With the environmental, social, political and economic landscapes changing ever more quickly, people everywhere are looking for ways to organise to meet our needs locally. The Kufunda community has made amazing progress over four short years, while simultaneously assisting half a dozen other communities in their country, to do likewise. The persistent feeling Kim and I shared was that we were being given a glimpse of how our society may look as cheap oil becomes a thing of the past, along with the artificial or temporary affluence it has given us. We are most grateful for their examples.

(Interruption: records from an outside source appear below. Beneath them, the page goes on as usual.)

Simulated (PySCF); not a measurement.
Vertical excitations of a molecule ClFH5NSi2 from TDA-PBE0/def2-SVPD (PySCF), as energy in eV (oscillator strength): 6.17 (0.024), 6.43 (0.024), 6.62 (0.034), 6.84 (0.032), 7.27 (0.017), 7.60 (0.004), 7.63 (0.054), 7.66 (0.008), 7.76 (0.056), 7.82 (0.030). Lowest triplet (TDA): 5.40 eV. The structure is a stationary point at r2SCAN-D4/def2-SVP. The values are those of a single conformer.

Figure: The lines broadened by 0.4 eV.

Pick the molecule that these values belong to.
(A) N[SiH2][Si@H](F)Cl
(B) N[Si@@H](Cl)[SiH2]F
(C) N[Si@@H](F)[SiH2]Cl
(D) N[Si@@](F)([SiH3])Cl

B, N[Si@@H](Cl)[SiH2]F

The progressive community of Willits can best be described by the projects it has begun. Due to space constraints I had to omit half of the list, some of which we are already doing on Waiheke. The City of Willits has voted “Yes”, to the building of a solar (photovoltaic) array to offset the City of Willit's electricity usage. A Vehicle Share Demonstration Project is intended to provide a model for a citizen-based transportation in which a variety of vehicles, each serving a different need, would be purchased, maintained, and shared by a number of residents. A Barn Raising Project gets people from the community to help out on projects previously submitted (by anyone in the community) - such projects could include such projects as the home repairs of an incapacitated resident. The School Gardens Project involves siting and creation of teaching gardens at the schools within the area.


Many people in the US have been inspired by their efforts at localisation and self-reliance and are engaging with others to give birth to their own localisation solutions.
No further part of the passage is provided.